Humans leave echoing imprints across the surface of the Earth. We feel compelled to reshape our environment in systematic ways. Familiar shapes have begun to appear and reappear on the long walk. The most striking is the mound.
In the remote Afar Triangle of Ethiopia, the African desert was stippled with thousands of stone monuments—graves or plinths raised to the antique dead. Walking among these artifacts, built by the local Afar nomads, was like trekking through an immense graveyard. They were beacons of memory.

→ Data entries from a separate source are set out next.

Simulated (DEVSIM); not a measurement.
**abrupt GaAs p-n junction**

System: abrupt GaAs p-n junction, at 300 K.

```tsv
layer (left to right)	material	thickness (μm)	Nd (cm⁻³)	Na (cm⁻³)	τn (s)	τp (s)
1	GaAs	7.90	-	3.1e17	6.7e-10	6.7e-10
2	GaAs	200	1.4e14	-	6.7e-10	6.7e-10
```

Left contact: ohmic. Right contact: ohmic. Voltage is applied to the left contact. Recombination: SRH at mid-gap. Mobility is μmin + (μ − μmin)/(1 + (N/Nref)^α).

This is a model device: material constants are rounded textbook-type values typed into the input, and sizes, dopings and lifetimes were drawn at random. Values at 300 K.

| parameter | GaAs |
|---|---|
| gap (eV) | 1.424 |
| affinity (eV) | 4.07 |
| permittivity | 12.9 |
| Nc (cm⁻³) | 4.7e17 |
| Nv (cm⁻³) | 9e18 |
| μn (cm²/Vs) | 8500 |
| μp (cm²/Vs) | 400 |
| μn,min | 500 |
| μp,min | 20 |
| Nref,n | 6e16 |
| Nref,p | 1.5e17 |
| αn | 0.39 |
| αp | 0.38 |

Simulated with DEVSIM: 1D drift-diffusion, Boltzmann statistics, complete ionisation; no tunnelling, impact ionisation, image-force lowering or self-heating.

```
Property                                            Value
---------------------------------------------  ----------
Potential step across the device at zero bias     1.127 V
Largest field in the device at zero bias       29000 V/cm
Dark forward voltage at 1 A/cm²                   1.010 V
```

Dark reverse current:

Ahmed Alema Hessan on the move amid Ethiopia’s mound culture: stone monuments to the dead.
Paul Salopek
In Saudi Arabia the impulse is modern. For mile after mile, we thread our way among thousands—no, hundreds of thousands—of piles of construction spoil. Truckloads of dirt are the dominant land feature across much of the desert north of Jeddah. Saudi Arabia is bursting with construction sites—a building bonanza sparked by a surging young population (the Kingdom’s median age is 26) and loosened public spending since the Arab Spring. These are mounds of the future. It is only appropriate, then, that our chief cameleer, Awad Omran, should wear a blue plastic construction helmet, found discarded beside the road, to navigate them on our camel, Seema.
Mohamad Banounah (walking) and Awad Omran traverse Saudi Arabia’s mound culture: piles of construction spoil.